Beckham's bit for charity may be a tax dodge while Liverpool could be investigated for match fixing - here a professional reveals the real relationship between footballers and money...

diamond encrusted footballs

Former Arsenal, Spurs and Wolves midfielder reveals how his life was transformed when he went from a council estate in Brixton to Premier Leage stardom.

When I was growing up in Brixton it seemed there were three options in life: be unemployed, go to prison or die young. A lot of people I grew up with aren’t around anymore: some of them were in shootings or stabbings but most of them seemed to have a fetish for going to jail.

When I dreamt of becoming a footballer the money was never the prime objective but as you get closer to it you realise the finances could change your family’s fortunes forever. We weren’t well off at all. My dad was an electrical engineer and my mum worked as a secretary. We lived in a block of flats between Stockwell and Brixton – an area fuelled with drugs.

I remember I would get calls from people who were slightly outside of the family, who hadn’t spoke to me in ages, who wanted to know how I was doing and stuff like that. My dad always reckoned that they had ulterior motives.

All people would say to me is “Oh, you’re gonna get the money” and wouldn’t even show an interest in the football. The one’s who did were the ones who really cared, but some of the others would just be waiting around until I got the finances.

I had a good friend who started taking cocaine and the next thing I know he’s asking me for money. I refused because I thought he was just going to spend it all on drugs. Then I found out he was trying to set up somebody in my family to get kidnapped. I only found out because he told too many people.

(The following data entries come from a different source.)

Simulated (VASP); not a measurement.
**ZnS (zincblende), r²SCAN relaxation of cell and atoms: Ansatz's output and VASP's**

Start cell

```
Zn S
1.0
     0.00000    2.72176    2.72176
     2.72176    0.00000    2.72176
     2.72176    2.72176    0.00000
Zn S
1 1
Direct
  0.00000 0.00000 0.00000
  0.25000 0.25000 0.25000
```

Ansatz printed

One time we were in a West End club and dancing to that song ‘Make It Rain’ by Fat Joe when some players started throwing money in the air.

I remember my first pay cheque clearly. I had just played six games in a row and was mucking around in the gym with Jamie Redknapp when he said “Little man, you’re going to get some money! It comes in tomorrow”. I was so shocked when I got my pay slip because I got more that month then my dad gets in a year. That night I was lying in bed awake stunned. At four in the morning I had to go down to the cash machine to check my balance to see if it was real. I couldn’t believe my eyes.

For the first time I could do all the things I wanted to do, help out my mum and dad, my sister, my friends. But, at the same time, it was dangerous because there’s no manual out there for people who get it all so suddenly. I wasn’t even living at home, so when I got so much money I was allowed to do what I wanted to do, rather than what was right.

I bought a car, a black C-Class Mercedes and a Cartier watch. Then I went away to Turkey with the England under 21s and Jermain Defoe showed me some jewellery he’d just bought – so I got the number of his jeweller and straight away ordered  two diamond encrusted rings and two earrings. I’d spent almost half of my wages in two weeks on different fickle ‘toys’ as I call them.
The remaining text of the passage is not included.